Isn't this how the media works in Russia??? The government controls the distribution of the news???
Ordinance would give Clark County control over Strip newsracks
By BEN BOTKIN
LAS VEGAS REVIEW-JOURNAL
Last year, Clark County officials considered getting rid of all newsracks on the Strip. Now, they want to have more control over the appearance of the newsracks.
County commissioners on Tuesday introduced an ordinance that would eventually put a system of uniform county-owned and maintained newsracks on the Strip.
Currently, the county issues annual permits to newsrack owners for the designated spaces. Under the existing system, the permit holders are responsible for installing and maintaining their newsracks.
The idea of a uniform system of newsracks came from the resort corridor work group’s recommendations in 2012.
A public hearing on the proposal is scheduled for 10 a.m. May 6.
County officials last year discussed — and ultimately tabled — an idea to ban all newsracks on the Strip. Newsrack owners last year strongly objected to an outright ban, calling it a violation of First Amendment rights and a threat to livelihoods.
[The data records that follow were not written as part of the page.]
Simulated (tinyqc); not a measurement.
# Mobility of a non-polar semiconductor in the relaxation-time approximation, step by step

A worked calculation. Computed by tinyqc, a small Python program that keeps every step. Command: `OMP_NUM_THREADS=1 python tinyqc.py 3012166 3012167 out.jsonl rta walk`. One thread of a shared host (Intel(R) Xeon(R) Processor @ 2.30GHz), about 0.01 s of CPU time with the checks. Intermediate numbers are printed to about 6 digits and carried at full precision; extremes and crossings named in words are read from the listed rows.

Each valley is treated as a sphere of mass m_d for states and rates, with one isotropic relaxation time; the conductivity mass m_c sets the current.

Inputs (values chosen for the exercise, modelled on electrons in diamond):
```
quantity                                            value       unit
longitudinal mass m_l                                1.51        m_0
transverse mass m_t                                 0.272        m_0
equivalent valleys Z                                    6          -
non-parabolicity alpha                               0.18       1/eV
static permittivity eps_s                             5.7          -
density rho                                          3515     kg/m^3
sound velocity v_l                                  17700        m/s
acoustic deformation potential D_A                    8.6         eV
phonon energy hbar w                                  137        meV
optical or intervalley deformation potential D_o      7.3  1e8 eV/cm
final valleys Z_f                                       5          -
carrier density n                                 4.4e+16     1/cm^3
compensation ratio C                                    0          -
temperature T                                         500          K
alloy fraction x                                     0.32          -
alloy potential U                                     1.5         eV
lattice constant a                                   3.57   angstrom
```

The ordinance wouldn’t regulate content of the publications in the newsracks. [Yea sure. And they told us that our Social Security number would not be used a a government number to track us] The newsracks have a variety of publications. They run the gamut from an Italian-American newspaper to publications with images of women in skimpy outfits and advertisements for escort services and strip clubs. [The ones with pictures of scantily clad women are the ones the government is after.] The Review-Journal doesn’t have or use newsracks on the Strip.
Under the proposal, all current permit holders would be able to put their publications in the new newsracks. The proposal would require permit holders to get at least a 21-day notification to remove their newsrack prior to the county’s newsracks going into the spaces.
The permit holders who use the county-owned newsracks would be responsible for cleaning and upkeep of the structure’s interior that holds the publications.
The county would be responsible for maintenance of the outside of the newsracks.
“I think this is a big step,” said Commissioner Mary Beth Scow, adding that the move will improve the aesthetics of the area. “… Some are in disrepair.”
If the commissioners approve the proposal in May, the timeline for removing the existing newsracks is fluid and would take months. A schedule hasn’t been set yet.
But don’t expect any changes overnight.
If the ordinance is approved, the work of replacing the newsracks would be phased in, County Manager Don Burnette said.